My broad aversion to travel has been well documented in these pages. To be clear, though, while A (home) is always to be preferred, I’ve no objections whatsoever to B, C or – venturing further afield – even D. Being somewhere else is fine, it’s the getting there that I don’t care for.
That’s because the actual process of travel has two major potential pitfalls:
- Things might not go according to schedule.
- It involves other people (or ‘Hell’, as Sartre described them).
Here, I’m not going to dwell so much on 1, other than to establish the context that, earlier this week, a simple flight from Liverpool to Limoges, which would (should) have delivered me back to all the comforts of A in a perfectly straightforward manner, instead fell foul of the bolshie bastards that are collectively known as French Air Traffic Controllers. As a result of their industrial inaction earlier this week, my journey home instead involved three train trips and an unscheduled overnight stay in London.

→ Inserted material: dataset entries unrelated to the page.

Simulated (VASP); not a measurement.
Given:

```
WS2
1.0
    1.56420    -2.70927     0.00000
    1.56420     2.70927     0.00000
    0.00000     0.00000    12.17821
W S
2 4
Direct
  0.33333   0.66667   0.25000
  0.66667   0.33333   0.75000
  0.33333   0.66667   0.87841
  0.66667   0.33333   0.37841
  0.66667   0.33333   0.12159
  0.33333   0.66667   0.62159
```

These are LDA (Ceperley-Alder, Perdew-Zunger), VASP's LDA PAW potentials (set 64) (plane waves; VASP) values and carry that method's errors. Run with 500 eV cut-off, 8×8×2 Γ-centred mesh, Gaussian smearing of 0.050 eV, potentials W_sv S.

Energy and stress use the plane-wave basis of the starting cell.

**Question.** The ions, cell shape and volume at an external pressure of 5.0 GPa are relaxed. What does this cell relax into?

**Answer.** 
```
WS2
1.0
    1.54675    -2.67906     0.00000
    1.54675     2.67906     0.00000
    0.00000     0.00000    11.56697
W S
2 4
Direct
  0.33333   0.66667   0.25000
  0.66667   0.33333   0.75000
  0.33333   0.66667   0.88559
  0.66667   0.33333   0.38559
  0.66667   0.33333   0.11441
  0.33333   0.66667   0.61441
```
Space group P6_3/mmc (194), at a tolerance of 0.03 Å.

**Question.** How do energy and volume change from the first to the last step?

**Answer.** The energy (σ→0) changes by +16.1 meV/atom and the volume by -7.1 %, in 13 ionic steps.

My real focus here is on the middle leg of this unplanned, unwanted and expensive caravenserai – the Eurostar from London to Paris. Everything ran to time but the experience struck me as an archetype, demonstrating much that is wrong with public transport.
I.e. the public.
You may think I’m being particularly jaundiced about this, perhaps because it was very early in the morning (work your way backwards from the 05:40 departure time to imagine what my alarm(s) were set for), but it was the same for everyone and at least I managed to comport myself with some dignity and respect for my fellow-travellers. Such a shame that some of them were apparently unable to do likewise.
On the positive side, though, my misanthropic ruminations during the journey led me to establish what may be a new cataloguing system for utilisers of public transport. You probably all recognise the types.
Unless you’re one of them.
The innumerati. Hey, genius: every seat has a number on it. So does your ticket; all you have to do is match these two numbers and sit where you’re supposed to. It’s not difficult. Furthermore – although you apparently find this impossible to comprehend – the seats are labelled in numerical order. They are not in random order. This means that if your ticket says ‘Seat 15’, for example, the chances are pretty high that the place you’re looking for will be found somewhere between Seat 14 and Seat 16. Why therefore do you block the aisle with a bemused expression and an inability to locate your seat?
Love’s young dream. I’m genuinely very happy for the pair of you, and in most circumstances it’s heartwarming to see such genuine, nay ardent, manifestations of mutual attraction. But not on a train at six in the morning. Get a room.
However, my real insight on this occasion was to realise that some of the most common vulgar pejoratives that colloquial English has to offer are actually based on the behavioural patterns of some people on public transport.
Tossers. Fine; you have the seat next to mine – but who’s arguing? Is it really necessary to send your newspaper flying inches from my nose to ‘claim’ your window seat? Do you also get up early to get your towels down on the sun-loungers? Is it a coincidence that you are reading Die Welt?
Plonkers. Chances are that travellers of this type are also tossers, although I suspect that some of them can’t read so have no newspapers to toss. Do you absolutely have to plonk yourself down in your seat so hard that the carriage rocks and coffee is spilt three rows away? No, of course you don’t, so why not just lower yourself gently into your allotted space?
Slappers. You’re obviously not very good at packing, are you? Why else would you have three or four bags slung over your arms or shoulders with which you beat the heads of those already seated as you force your way along the aisle to your own seat, or where you think it might be? You could at least apologise, you ignorant bastard.
And finally, perhaps the worst of all:
Bouncers. Why don’t you just sit still? Do you really have to bounce up and down every five minutes to check in your luggage that you’ve got your passport…and your wallet…and your onward ticket?